From an article by Chad Dally in The Daily Press (Ashland):
While the Industrial Revolution changed the foundations of the United States’ economy, the dependence on fossil fuels to spur it along created the need a century later for what some have dubbed a “bio-based revolution” emphasizing the use of alternative and renewable energy as the foundation of the future.
Within Wisconsin’s 16 million acres of public and private forest land there lies a key piece of that renewable energy future in woody biomass collecting throughout the forest floor. The tops of trees, branches and other dispersed, gnarly bunches of slash that loggers previously left in the woods is attracting more and more commercial attention for its possible usage as wood pellets for heat and power, and fuel for utility company boilers.
But is there enough? Consider some of the competitors for the resource:
• There are at least seven pellet plants in the state and Superior Wood Products is hopeful it will receive permits needed to construct its own pellet plant in Ino, located in Bayfield County. The company aims to produce 100,000 oven-dried tons of pellets each year, which could generate up to 4,775 kilowatt hours (kWh), according to the company’s Web site.

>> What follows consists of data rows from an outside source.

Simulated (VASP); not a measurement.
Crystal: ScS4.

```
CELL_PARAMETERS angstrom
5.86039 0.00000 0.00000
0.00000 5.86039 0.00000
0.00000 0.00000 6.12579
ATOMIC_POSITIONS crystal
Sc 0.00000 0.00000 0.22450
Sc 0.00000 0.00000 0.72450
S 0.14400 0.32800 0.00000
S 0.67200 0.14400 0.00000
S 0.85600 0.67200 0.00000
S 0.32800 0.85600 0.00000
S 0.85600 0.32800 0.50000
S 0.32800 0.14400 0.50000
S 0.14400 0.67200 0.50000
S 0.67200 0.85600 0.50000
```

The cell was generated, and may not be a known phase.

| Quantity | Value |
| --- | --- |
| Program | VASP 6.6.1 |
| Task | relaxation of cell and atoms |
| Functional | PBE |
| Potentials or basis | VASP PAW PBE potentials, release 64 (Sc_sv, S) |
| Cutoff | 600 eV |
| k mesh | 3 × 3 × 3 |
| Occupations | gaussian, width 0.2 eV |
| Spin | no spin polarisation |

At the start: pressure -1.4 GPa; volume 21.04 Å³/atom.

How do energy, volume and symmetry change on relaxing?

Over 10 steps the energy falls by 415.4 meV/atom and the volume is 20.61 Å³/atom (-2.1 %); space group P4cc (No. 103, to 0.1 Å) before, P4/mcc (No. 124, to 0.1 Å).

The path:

To produce the pellets – and the heat to dry wood that becomes a pellet – the company will need about 200,000 tons of green wood, said Don Peterson of Renewable Resource Solutions, a consulting firm assisting Superior Wood Products.
• Northern States Power’s Bay Front plant in Ashland will convert a coal-fired boiler to one using wood waste to create synthetic gas. If the plant comes online in 2012 as expected, the plant will nearly double its use of woody biomass, from 200,000 tons to between 330,000 and 360,000, said Dave Donovan, Xcel’s manager of regulatory policy.
• Flambeau River Biofuels in Park Falls obtained a $30 million grant from the U.S. Department of Energy toward a plant that will convert 1,900 tons of forest residue into 40 million gallons of fuel and 2 trillion Btu of heat and power.
• Even schools like Glidden in Ashland County have installed wood-fired boilers to help offset their energy needs with renewable fuel.